Merchants are famous for diluting things. They put water into wine to make the wine last longer (thus the phrase “watered down”). They mix grain into sausage so it appears to contain more meat than it does. To increase volume, drug dealers mix (or “cut”) cocaine with powdered laundry detergent, laxatives, and meat tenderizer (among other things), and cut marijuana with detergent and glass—anything to increase profits. And historically, even salt—once an expensive luxury—was diluted with sand. But if each seller or middle-man added a little sand, a batch of salt might eventually be diluted so often it “loses its saltiness” and becomes worthless. Then what is it good for?
“Now, salt is good, but if salt should lose its taste, how will it be made salty again? It is not fit for the soil or for the manure pile; they throw it out. Anyone who has ears to hear should listen!” Luke 14:34-35.

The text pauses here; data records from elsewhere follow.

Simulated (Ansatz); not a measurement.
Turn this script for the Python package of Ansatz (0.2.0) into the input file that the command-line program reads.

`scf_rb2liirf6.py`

Jesus says we are the salt of the earth. He put us here to enhance preservation—that is, to help the world stay fresh and good and godly. We are here to slow the decay and destruction we see all around us, by blessing one person at a time, every day. And He put us here to flavor the world, or rather, to draw out the natural flavors already present in His amazing creation. Because salt, when used correctly, makes each food taste more like itself, not more salty. Salt draws out the unique flavor already present in foods. We can do the same: find and enhance the amazing “flavors” around us, both in people and in God’s creation.
But Christians can be so diluted with worldliness, with flavorless sand, we fail to do either. We can lose both our flavoring powers and our preserving powers.
Stay in the WORD, not in the WORLD.
Don’t be diluted. Fill up on scripture. Be a cup that is overflowing with God’s truth and God’s flavors.
God, show us where we are diluted, and fill us up with YOU. Use us.